LOB Book Club - The Big Sort: Chapter 1
In Chapter 1, Bill Bishop puts forward his central argument that given increased financial independence, "The old systems of order - around land, family, class, tradition, and religious denomination - gave way. They were replaced over the next thirty years with a new order based on individual choice" (p. 39).
What are your initial thoughts about this thesis?
2 Comments:
That was my exact thought 5 pages into the Introduction. Am I going to have to read the whole book to know that I'm right? *grin*
Although it was published last year, Bishop's argument already seems to be a bit dated. First, Barack's election went some way toward exploding the myth of a polarized electorate (no one really talks about the "Red/Blue divide anymore, do they?). Second, the current economic crisis has exposed the lack of financial independence at the core of the "American Dream." Most of us move in order to find work, not to find a coffee klatch that makes us feel comfortable.

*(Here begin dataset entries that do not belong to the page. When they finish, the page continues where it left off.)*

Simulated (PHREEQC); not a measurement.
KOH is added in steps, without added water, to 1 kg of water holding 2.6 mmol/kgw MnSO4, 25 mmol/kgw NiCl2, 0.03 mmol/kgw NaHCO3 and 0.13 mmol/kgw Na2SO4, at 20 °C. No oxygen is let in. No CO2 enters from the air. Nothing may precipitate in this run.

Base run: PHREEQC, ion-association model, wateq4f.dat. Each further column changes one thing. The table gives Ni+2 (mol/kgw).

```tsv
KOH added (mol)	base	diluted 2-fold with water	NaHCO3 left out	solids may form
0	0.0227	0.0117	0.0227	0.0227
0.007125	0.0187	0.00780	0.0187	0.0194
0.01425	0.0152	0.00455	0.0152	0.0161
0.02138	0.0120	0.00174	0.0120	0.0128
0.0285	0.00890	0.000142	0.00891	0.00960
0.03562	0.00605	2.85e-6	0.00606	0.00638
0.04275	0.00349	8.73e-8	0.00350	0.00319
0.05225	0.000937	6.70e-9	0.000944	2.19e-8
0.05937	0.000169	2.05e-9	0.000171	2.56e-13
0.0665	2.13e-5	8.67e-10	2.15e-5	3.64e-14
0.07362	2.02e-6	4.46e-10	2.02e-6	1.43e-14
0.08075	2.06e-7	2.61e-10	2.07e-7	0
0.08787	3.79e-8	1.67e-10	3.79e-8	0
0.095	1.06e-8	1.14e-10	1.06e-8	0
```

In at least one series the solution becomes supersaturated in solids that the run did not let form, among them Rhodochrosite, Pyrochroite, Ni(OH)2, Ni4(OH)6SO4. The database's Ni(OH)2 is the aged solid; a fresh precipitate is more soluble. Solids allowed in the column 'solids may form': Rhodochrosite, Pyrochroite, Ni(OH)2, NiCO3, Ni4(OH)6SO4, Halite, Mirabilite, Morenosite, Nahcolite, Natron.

As I'm dipping my toe into publishing for the first time, I'm starting to understand the foibles contained therein. You right a manuscript, pitch it to a number of publishers over the course of months or years. Perhaps someone decides to publish it, and then it goes through another interminable period of edits and revisions. I'm guessing that Bishop started this after the 2004 Presidential election and completed it some time between the mid-term elections in fall of 2006 and before the Presidential election last fall. Still, he'll have to address these issues in future editions.
So, is it really true at this point that people are moving around merely in order to self-segregate?